WHEN Opera Australia emerged recently from a year of closures and lockdown, it did so in a grand manner. 

Earlier this month was a revival of Graeme Murphy’s glitzy “Merry Widow”, which saw patrons flocking back to the Joan Sutherland Theatre and now, in a collaboration with La Scala in Milan, it’s presenting one of the most extravagant swashbucklers ever created by Verdi.

“Ernani” is based on a play by Victor Hugo (think “Les Miserables”) which caused literary riots in Paris when the classicists fought it out against the romanticists, for whom Hugo was the apostle.

Honour, duty, vengeance, love at all costs – these were the themes of the romantics, picked up by Verdi in 1844 for his fifth opera, hugely popular then but now rarely performed and scorned in operatic circles for its improbable plot, although in 1904, it became the first complete opera ever recorded.

It was Verdi’s first ever collaboration with librettist Francesco Maria Piave, who would go on to write the libretto for works like “La Traviata” and “Rigoletto”. Oddly, the Teatro La Fenice, where it opened, wanted a woman to sing the role of Ernani but Verdi insisted on a tenor.

Years ago, I saw “Ernani” on stage at Sadler’s Wells in London with the Australian tenor Donald Smith singing the role in English and hadn’t particularly noticed any improbability, or no more so than in many operas.

Very briefly, bandit-hero Ernani is caught in a four-way tussle with Don Carlo, King of Spain, the conniving Don Ruy Gomez de Silva and Elvira, the girl he loves who, bizarre to us now, has been forcibly betrothed to de Silva, her uncle.

Armenian-Australian soprano Natalie Aroyan has scored the plum role of Elvira. Photo: Keith Saunders.

Armenian-Australian soprano Natalie Aroyan has scored the plum role of Elvira for the coming OA production, and I caught up with her as she was deep in rehearsals with Laura Galmarini, the revival director sent out from Italy by La Scala.

It’s a great role and may partly compensate for the cancellation in early 2020 of Verdi’s “Attila”, in which she was playing the lead, after just two shows. A rising star, she will also be performing the title role of Aida for OA and Opera Queensland later this year.

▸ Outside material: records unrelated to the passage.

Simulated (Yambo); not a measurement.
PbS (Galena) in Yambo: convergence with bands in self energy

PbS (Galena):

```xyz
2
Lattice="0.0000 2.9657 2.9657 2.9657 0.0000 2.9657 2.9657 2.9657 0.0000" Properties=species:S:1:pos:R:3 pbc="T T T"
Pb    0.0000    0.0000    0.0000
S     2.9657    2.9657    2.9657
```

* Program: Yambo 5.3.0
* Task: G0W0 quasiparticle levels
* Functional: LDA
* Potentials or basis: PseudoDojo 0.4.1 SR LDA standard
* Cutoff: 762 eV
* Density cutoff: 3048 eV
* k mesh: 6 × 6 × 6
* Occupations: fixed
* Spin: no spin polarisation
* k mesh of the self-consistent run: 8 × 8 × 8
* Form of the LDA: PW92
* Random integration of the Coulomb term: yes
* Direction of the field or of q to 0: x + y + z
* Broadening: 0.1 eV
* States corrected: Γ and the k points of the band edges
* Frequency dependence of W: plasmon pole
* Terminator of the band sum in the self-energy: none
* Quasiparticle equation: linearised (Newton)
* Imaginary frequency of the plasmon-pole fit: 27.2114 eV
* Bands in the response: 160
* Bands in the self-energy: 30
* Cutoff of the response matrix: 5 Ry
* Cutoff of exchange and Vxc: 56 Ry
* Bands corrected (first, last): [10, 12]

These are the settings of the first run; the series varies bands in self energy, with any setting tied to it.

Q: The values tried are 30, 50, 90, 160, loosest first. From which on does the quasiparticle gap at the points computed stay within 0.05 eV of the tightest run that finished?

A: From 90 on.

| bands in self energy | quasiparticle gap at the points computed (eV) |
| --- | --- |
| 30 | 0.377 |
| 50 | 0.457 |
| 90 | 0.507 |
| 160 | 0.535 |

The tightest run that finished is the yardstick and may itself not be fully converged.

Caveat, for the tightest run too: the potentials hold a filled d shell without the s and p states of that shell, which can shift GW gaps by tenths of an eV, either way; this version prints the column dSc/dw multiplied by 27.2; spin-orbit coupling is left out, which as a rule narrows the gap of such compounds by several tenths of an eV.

Aroyan knows all about the problems with the storyline of “Ernani” and, as a modern woman, says, “there’s a lot we can’t relate to in the 21st century… Elvira is betrothed to her uncle, the man in her life chooses his honour over his love for her and kills himself on his wedding day and Elvira is a damsel in distress, who needs to be watched over”.

It’s because of the storyline, not the music, that it’s not done very often, she believes.

“That’s why the original director [Sven-Eric Bechtolf] makes it a play within a play, it’s a clever way to approach the story,” she says.

“The stage will initially be set in the 19th century when the cast come out ready to put on a play, ‘Ernani.’ A lot of stage hands are fixing things and dropping things and then we go back in time.”

It’s an excuse, OA is saying, to embrace the melodrama, and allows for lavish period costumes, masks and headdresses which mix in the 16th century setting of the tale. Pulling out all the stops, OA has engaged Verdi expert Renato Palumbo to conduct.

The play within a play allows the director to intertwine the themes of love, honour and vengeance with contemporary observations of those emotions.

“It’s a case of playing the role but feeling the emotions,” Aroyan says. 

“It will be clear once it’s on stage.”

“Ernani” at Teatro alla Scala, Milan, 2018. Photo: Brescia e Amisano.

So, what is the attraction in playing Elvira? Aroyan says it’s very simply because the vocal range of this central character, which veers into dramatic coloratura, “is extraordinary enough to get me very excited”.

It fascinates her, because as one of Verdi’s early operas, he’s made it very hard to sing.

“It’s a bit of an adventure,” she says.

“For the soprano there are a lot of low notes while the tenor is singing high – a lot of ups and then down to your chest. It’s a marathon.”

Playing Ernani is long-time OA colleague, Mexican tenor Diego Torre, familiar to Canberra audiences from “Voices in the Forest”.

“In the rehearsal we realised how some of our duets start off very quietly then we are joined by the orchestra, it’s very personal and unique,” she says.

“It’s a wonderful opportunity for me, very rewarding, very similar to my role in ‘Attila’, where I came in all guns blazing and jumped two octaves – this kind of singing is great. I love that… I keep going for the music.”